Scrap “digital identity” power grab – petition

Rodney Stevens

A petition that has been launched by a federal senator calling on the Albanese Government to scrap their proposed voluntary Digital Identity bill, after claims it is a “power grab” by the government to take over your most sensitive personal data, comes as a large Australian bank stops over the counter cash and cheque services in branches.

On March 27, the government’s Digital ID bill was passed by the senate with the support of several independent senators, the Jacqui Lambie Party, and the Greens, it will be debated by the House of Representatives in parliament’s next sitting period beginning on May 14, and if passed, it will become part of Australian legislation.

When the bill was passed by the senate, coalition senators including Matt Canavan, Gerard Rennick and Alex Antic expressed concerns about privacy and fears the voluntary scheme could be made compulsory.

Senator Antic seized on these concerns and launched a petition calling on Australians to send a strong message to the government that they won’t take this fundamental threat to their freedom and democracy lying down.

The petition to Prime Minister Anthony Albanese says “we don’t want to be forced to use a “digital identity” to access online services.

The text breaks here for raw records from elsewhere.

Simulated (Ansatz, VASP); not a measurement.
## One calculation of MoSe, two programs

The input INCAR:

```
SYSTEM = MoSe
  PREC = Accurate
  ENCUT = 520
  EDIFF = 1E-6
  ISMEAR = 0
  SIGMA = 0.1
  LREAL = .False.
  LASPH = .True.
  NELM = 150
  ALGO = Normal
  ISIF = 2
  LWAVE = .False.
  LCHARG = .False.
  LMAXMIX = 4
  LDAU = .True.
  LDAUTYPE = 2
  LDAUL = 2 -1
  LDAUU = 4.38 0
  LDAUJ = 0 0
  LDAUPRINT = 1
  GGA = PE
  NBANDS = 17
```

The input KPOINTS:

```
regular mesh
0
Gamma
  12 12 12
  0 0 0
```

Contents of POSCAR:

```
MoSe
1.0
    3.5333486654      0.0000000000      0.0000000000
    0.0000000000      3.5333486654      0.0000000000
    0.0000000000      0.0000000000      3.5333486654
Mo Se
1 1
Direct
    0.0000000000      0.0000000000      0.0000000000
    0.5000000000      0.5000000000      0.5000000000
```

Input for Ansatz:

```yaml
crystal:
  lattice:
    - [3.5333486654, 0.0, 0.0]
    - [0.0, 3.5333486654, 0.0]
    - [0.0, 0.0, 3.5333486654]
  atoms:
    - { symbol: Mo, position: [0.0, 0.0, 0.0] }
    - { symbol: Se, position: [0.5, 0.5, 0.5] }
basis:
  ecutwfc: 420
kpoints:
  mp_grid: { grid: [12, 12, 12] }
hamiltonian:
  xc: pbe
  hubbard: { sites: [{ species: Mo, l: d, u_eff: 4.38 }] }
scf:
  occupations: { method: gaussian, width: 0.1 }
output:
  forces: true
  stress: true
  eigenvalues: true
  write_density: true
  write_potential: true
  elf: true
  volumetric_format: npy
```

“We do not trust your government and future governments with our most sensitive personal information,” he said.

“We are deeply concerned that governments will abuse this system and use it to create a Chinese-style social credit system to crack down on citizens who don’t tow the government-approved line.

“So please, scrap the “digital identity” legislation and stop the rollout of forced digital identity policies across government services.”

Senator Antic said he is concerned the government will store our “digital identities” in a central government-run database providing a perfect opportunity for hackers.

He said there are concerns everyone will be forced into using the “digital identity” to transact online or access online services, which he claims is the first step in a Chinese-style social credit system.

“Stop driving this country towards a Communist China-style system where citizens can be cut off from critical online services via the deactivation of their “digital identity”,” Mr Antic said on the petition.

“If you don’t toe the line, your ‘digital identity’ could be cancelled, meaning you’d be cut off from the world of online services that people now rely on.

“This is a fundamental threat to your freedom and our democracy.”

On Friday, May 3, the petition had already attracted more than 124,910 signatures, more than doubling its goal of 50,000.

To sing the petition visit

Meanwhile, on May 2, Macquarie Bank announced its customers will be stopped from withdrawing and depositing cash and cheques at branches from May 20 this month as it shifts towards completely digital payments.

In January 2024, Macquarie Bank ditched chequebooks for new cash management accounts, then in March the bank stopped its automated telephone banking service preventing customers making payments over the phone, and from November 1, Macquarie Bank customers won’t be able to write or deposit personal cheques, request or deposit bank cheques or make super contributions or payments via cheques.

Macquarie Bank has also announced it will end its partnership with NAB, meaning customers won’t be able to deposit cash or cheques at NAB branches, but they can still withdraw cash at ATM’s.

“As a digital bank, we’re committed to transitioning to completely digital payments, and continuing to ensure our customers can access secure and reliable digital payment options,” a Macquarie spokesperson said.